MOSCOW, Idaho – The first day of basketball practice looked like – basketball practice. Running, drills, coaching. In this way, the year was already off to a hopeful start.
The issues surrounding a turbulent offseason for the University of Idaho – including the dismissal of coach Don Verlin for alleged NCAA violations, an exodus of seven players from a team that won only five games last season, and a late change in the coaching staff when Kirk Earlywine accepted a buyout and was replaced by Doug Novsek – were apparently resolved over the summer when the players were attending classes and taking part in pickup games.
“Our chemistry is already pretty solid,” senior leader Trevon Allen said after Idaho’s first workout. “Had the guys go hard today, worked really hard and stuff like that. For our first practice, it was flowing really well.”
To prepare himself to play both guard positions and small forward, Allen added 7 pounds, on the way to what he hopes will eventually put him at 195 pounds by the time the season starts.
Perhaps most significant, the NCAA’s enforcement arm is not looming over the program, according to interim coach Zac Claus. UI is abiding by self-imposed penalties limiting recruiting and practice.
A one-game suspension that would have applied to Verlin had he remained coach will not be enforced against the new coach, Claus confirmed. Idaho’s new associate athletic director for compliance, Heath Senour, has given basketball program leaders unambiguous guidelines for acceptable behavior where the NCAA is concerned, Claus said.
A week into the preseason, the Vandals’ pursuit of consistency and team coherence continues, Claus said.
“We’re getting a collective, good, responsive effort,” he said.
What kind of team Idaho will field this year remains somewhat obscure.
“We’re still trying to figure that one out,” Claus said.
Last season, a young Vandals group had difficulty finishing games but could shoot the lights out when it was on. Two years ago, Idaho featured a salty bunch, led by seniors Vic Sanders and B.J. Blake, that was almost never out of a game in fashioning a 22-9 record, 14-4 in the Big Sky Conference.
The current corps has attributes of each, Claus said. For one thing, it has more experience than last year’s team that had 10 freshmen and sophomores. This year, there are nine juniors and seniors.
“These guys have played. They are a little stronger, tougher. They have played a college season,” Claus said.
New guards Ja’Vary Christmas, a 6-3 junior from Sheridan (Wyoming) College, and Keyshaad Dixon, a 6-1 junior from Ranger (Texas) College, led teams to the National Junior College Athletic Association’s tournament.
“They have played deep into March. They know what it means to play at a high level,” Claus said.
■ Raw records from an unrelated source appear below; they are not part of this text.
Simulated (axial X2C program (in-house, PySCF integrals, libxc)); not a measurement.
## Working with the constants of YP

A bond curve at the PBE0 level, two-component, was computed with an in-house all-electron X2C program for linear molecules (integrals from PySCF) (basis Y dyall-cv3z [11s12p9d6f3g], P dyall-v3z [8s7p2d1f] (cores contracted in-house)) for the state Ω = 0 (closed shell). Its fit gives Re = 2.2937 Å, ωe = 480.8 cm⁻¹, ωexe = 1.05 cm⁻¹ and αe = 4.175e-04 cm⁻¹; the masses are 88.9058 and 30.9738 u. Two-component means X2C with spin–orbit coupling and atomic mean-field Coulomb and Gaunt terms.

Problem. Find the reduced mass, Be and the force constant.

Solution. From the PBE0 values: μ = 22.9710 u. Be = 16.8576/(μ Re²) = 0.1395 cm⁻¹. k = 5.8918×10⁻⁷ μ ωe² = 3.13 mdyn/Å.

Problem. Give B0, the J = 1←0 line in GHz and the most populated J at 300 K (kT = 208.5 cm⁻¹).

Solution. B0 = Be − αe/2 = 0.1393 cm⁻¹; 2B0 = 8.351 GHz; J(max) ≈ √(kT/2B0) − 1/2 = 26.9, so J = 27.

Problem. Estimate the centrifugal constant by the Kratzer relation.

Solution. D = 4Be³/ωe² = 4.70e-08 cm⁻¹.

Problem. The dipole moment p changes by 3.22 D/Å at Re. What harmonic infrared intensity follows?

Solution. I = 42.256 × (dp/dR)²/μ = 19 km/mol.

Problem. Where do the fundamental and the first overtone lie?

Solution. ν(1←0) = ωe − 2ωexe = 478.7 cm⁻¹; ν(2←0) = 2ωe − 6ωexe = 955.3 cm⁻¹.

The current Vandals may not be as eager or as deadly from the 3-point arc as last year’s team, but they can shoot. Allen, Christmas and B.J. Simons, a 6-1 sophomore who last played at Trinity Valley (Texas) College, have given the Vandals a perimeter game in the preseason. Gabe Quinnett, a 6-4 freshman from Moscow, has also been effective from outside, Claus said.
Khadim Samb played 21 games for the Vandals as a freshman, averaging 4 points and 2.4 rebounds per game. He is building on that experience and benefitting from increased strength to turn heads in workouts this year. “Since summer, his work ethic has been unbelievable,” Claus said.
Two forwards have recovered from injuries. Redshirt junior Marquell Fraser played only eight games before being lost for the remainder of the season with a hip injury. Junior Chance Garvin played in 18 games before suffering a shoulder injury.
“Those are two guys we are counting on to be two of our hardest-working guys,” Claus said.
Idaho returns experience inside with 6-8 junior Scott Blakney. He averaged 7.5 points and 4.7 rebounds last year, and the Vandals will get a notable boost in the paint in January when 7-0 sophomore Jack Wilson, an Oregon State transfer, becomes eligible.
As the Vandals continue to put distance between themselves and their troubled offseason, they are getting closer to Claus’ goal for his team.
“We’ve got length, toughness. I like this group,” he said. “I like our chances once we get into January and February.”